An Ironic hidden environmental cost of cruise ships.
by
Tundrayeti
09/01/2009, 10:39 AM #
Those all-you-can-eat buffets, night and day and all hours in between... have a fairly large cost - paid by a person's waistline.
On average, a person gains a full pound/day on a cruise ship. That's a pound of retained fat, not waterweight that flushes out after a few days of detox.
So going on that 7-day cruise ship means that for the next few weeks (if you're disciplined) or the next few years (if your not), every car trip will be carrying another 7 pounds of flubber... every ride on a public transit system, every trip up and down in the elevator, etc... Sure for most people this works out to a rounding error, but if you retain that extra weight for a year - attributable to a 7 day binge - then the environmental costs add up. I've read that as much as 5% of our fuel usage would be saved if Americans were the same average size that they were in the 50's... so this additional environmental cost of the cruise ship is not nothing.
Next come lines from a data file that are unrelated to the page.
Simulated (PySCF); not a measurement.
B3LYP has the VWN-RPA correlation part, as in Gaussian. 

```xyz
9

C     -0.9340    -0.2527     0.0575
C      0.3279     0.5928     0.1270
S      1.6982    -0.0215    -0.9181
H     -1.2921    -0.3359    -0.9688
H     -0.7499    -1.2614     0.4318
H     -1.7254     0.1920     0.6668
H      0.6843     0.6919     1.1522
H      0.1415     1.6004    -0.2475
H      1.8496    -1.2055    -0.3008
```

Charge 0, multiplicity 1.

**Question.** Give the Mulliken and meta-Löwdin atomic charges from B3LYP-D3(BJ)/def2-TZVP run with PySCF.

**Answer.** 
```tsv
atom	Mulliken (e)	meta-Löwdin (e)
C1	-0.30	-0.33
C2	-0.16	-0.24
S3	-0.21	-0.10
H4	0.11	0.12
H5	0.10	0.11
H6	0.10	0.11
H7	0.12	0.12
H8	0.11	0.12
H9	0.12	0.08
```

For our honeymoon, my wife and I flew to Costa Rica and went on many all-day hikes through the rainforests and beaches, whitewater rafting trips, rapelling/canyoning, snorkling, ocean kayaking, etc... for a total carbon footprint between the two of us of just over 1900 kg for 9 days. It cost us slightly less than a 7 day cruise (including all food, drink, tour costs, and incidentals), and we came back weighing 2 pounds less, not 9 pounds more.